The economy added 130,000 jobs during the month of August, sharply missing expectations and showing continued softening in the labor market in the face of global economic headwinds.
According to figures released Friday by the Bureau of Labor Statistics, the unemployment rate remained steady at 3.7 percent, still the lowest in almost five decades. Wage growth, which has remained sluggish all year, stayed at 3.2 percent.
Temporary hires for the U.S. Census contributed to August’s jobs total, with the Department of Labor noting that 26,000 people were hired last month for door-to-door canvasing. The 2020 Census will eventually require almost half a million temporary workers.
While the economy only requires around 100,000 jobs per month to keep pace with the working population, it has gained around 165,000 jobs a month so far this year — much lower than the average of 223,000 in 2018. Friday’s employment report also revised down the last two months’ figures: July’s total was reduced to 159,000 from 164,000 jobs gained, and June shrank to 178,000 positions. May’s total had previously been revised down by 10,000 to just 62,000 new jobs added that month.
“This miss in the jobs report tells us that a lack of confidence in the economy’s longer-term health is taking a sustained toll on business owners’ outlooks,” said Steve Rick, chief economist at CUNA Mutual Group. “And given the Fed’s rate cut in July, the looming pressure from tariffs, increasing market volatility and a middling international economic landscape, we’re starting to feel enough turbulence to justify their anxieties.”
All eyes on Wall Street now turn to Federal Reserve Chairman Jerome Powell, who is scheduled to give a speech later on Friday in Zurich about the global economic outlook.
The Fed is largely expected to implement another rate cut at its next monetary policy meeting, on Sept. 17-18 in Washington. Fed officials sliced the rate by one-quarter of a percentage point in July at its last meeting, with Powell characterizing the move as a “midcycle adjustment to policy” due to global trade tensions. That comment contributed to an immediate 470-point plunge on the Dow Jones Industrial Average.
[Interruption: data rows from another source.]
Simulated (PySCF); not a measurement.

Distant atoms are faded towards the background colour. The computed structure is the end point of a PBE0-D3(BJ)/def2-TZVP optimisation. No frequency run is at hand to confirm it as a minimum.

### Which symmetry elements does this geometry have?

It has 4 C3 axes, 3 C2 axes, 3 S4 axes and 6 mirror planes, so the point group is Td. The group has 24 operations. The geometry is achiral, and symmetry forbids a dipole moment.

The last time the central bank slashed the rate was in December 2008, during the Great Recession. Rates remained at levels near zero for seven years before the Fed began a series of increases, beginning in December 2015.
President Donald Trump continued his lambasting of the Fed on Friday, tweeting “Where did I find this guy Jerome?” Trump, who has made a strong economy one of the central tenets of his presidency, has long claimed that the Dow would be “10,000 points higher” if the Fed had started to reduce rates earlier.